A series of colds as well as the inclement weather have seen us huddled fireside these past few months with little inclination to venture onto our wintry and wind battered allotment. Instead, a spot of indoor gardening – poring over seed catalogues and planning the year’s growing selection.
Plus this week, sowing a batch of sweet peas in individual seed pots for germination under cover.
Sweet peas are my favourite of all the annual flowers and an abundant sowing means armfuls of heavenly scented blooms to adorn the house all summer. They can be sown directly outside from April, but germinating them indoors gives you a head start when it comes to flowering.

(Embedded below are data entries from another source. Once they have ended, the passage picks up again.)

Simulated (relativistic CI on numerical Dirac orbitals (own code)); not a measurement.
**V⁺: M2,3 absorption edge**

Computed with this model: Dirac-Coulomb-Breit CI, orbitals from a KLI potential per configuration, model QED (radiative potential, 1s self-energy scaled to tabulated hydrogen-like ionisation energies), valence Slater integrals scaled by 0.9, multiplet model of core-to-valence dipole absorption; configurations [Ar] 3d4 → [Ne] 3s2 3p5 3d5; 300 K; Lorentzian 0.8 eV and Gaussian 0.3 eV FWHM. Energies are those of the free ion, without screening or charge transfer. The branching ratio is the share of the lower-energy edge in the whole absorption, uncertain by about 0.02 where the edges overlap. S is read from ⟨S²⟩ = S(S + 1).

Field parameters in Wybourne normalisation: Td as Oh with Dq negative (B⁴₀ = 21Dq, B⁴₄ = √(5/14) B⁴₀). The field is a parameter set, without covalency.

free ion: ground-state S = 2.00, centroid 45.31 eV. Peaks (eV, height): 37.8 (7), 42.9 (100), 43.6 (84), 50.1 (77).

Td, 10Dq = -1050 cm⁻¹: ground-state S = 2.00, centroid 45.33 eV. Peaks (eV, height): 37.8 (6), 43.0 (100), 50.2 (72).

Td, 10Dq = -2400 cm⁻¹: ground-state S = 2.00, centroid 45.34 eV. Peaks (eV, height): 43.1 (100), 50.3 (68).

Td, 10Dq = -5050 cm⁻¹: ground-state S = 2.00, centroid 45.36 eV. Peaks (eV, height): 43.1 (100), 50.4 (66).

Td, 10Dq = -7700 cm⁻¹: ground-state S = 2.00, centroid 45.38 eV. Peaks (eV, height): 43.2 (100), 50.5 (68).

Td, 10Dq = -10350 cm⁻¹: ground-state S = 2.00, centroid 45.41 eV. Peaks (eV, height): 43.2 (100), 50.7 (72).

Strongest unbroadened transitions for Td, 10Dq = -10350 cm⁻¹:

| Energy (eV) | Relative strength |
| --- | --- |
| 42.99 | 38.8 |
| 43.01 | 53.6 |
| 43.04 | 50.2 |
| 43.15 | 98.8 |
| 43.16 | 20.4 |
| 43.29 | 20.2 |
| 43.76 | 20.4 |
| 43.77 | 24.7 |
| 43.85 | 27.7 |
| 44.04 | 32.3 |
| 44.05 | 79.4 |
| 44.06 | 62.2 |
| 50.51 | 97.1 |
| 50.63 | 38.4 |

Sweet Peas have long trailing roots and so need to be germinated in deep pots. You can buy special “root trainer” plastic pots for this purpose, but I find that the insides of toilet rolls work just as well. Because they are biodegradable you not only avoid adding to the throw away plastic mountain but you can plant the cardboard roll straight into the ground, thus avoiding disturbance to the nascent root system.
One word of caution if you use this method, the roots really are very tenacious and will colonise the whole seed tray if you are not careful. To avoid this, place each roll or group of rolls in a larger pot with a firm bottom to it two to three weeks after germination.
For vegetable seeds, we have a handful of favourite seed suppliers and seed varieties that we order year after year. But then each growing season it’s fun to throw in a couple of newcomers. Sometimes these are successful, like last year’s Thelma Sanders winter squash; now a firm fixture on on the allotment. Just as often they are not (Sarah Raven’s beautifully packaged but disappointing purple peas to give one example) and you just have to put it down to experience.
With some vegetable seeds, there are a whole tranche of things that seem to grow reliably from any supplier. Things like perpetual spinach, turnips, radishes and broad beans to name a few. But with other things we’ve found a considerable variation. So with these varieties, we stick to a particular supplier for seeds that:
- provide high germination rates;
- grow reliably on our exposed and often dry allotment;
- result in superior tasting produce.
Franchi Seeds of Italy
Seeds of Italy is a family run seed company with interesting seed varieties including many for alpine climates.
Climbing French Bean Trionfo Violetto – Best of all the purple beans we have tried, even in dry conditions.
Tromba of Albenga– Amusing trombone shaped courgette that can be eaten as a summer squash or hardened off and kept for up to three months in the winter.
Snow Pea Gigante Svizero – beautiful mauve flowers and tasty pods that stay sweet and crunchy throughout the whole growing season.
And the newcomer we are trying is Cima di Rapa which is a type of turnip grown specifically for its peppery green leaves.
Simpsons are a great value brand and I love their simple packaging
Salad Leaf Mixture Mesclun 2 and 3 – I’ve tried lots of varieties of cut and come again salad and this has proved the most successful with a long harvesting period and slow to go to seed in dry weather. Mesclun 3 has an added sprinkling of oriental greens.
Crown Prince Winter Squash – Simpson’s is one of a handful of suppliers of the beautiful and ever reliable Crown Prince but to my mind they are the best.
Jacob’s Bright Lights Chard – This colourful chard variety looks pretty enough for the flower border and is good value, providing firm ribs which can be steamed and eaten with butter like asparagus as well as spinach like green leaves.
Plus we are trying for the first time Spring Onion North Holland Blood Red Redmate, a purple spring onion which can also be left in the ground and harvested as a full sized bulb.
The Real Seed Company
The delightfully curvacious Themla Sanders is still keeping well after four months in storage.
Thelma Sanders Sweet Potato Squash – one of the newcomers to our allotment last year and we would be placing an order for more…except that The Real Seed Company is fantastically generous with the number of seeds they provide in a packet – so we easily have enough for another year, maybe two.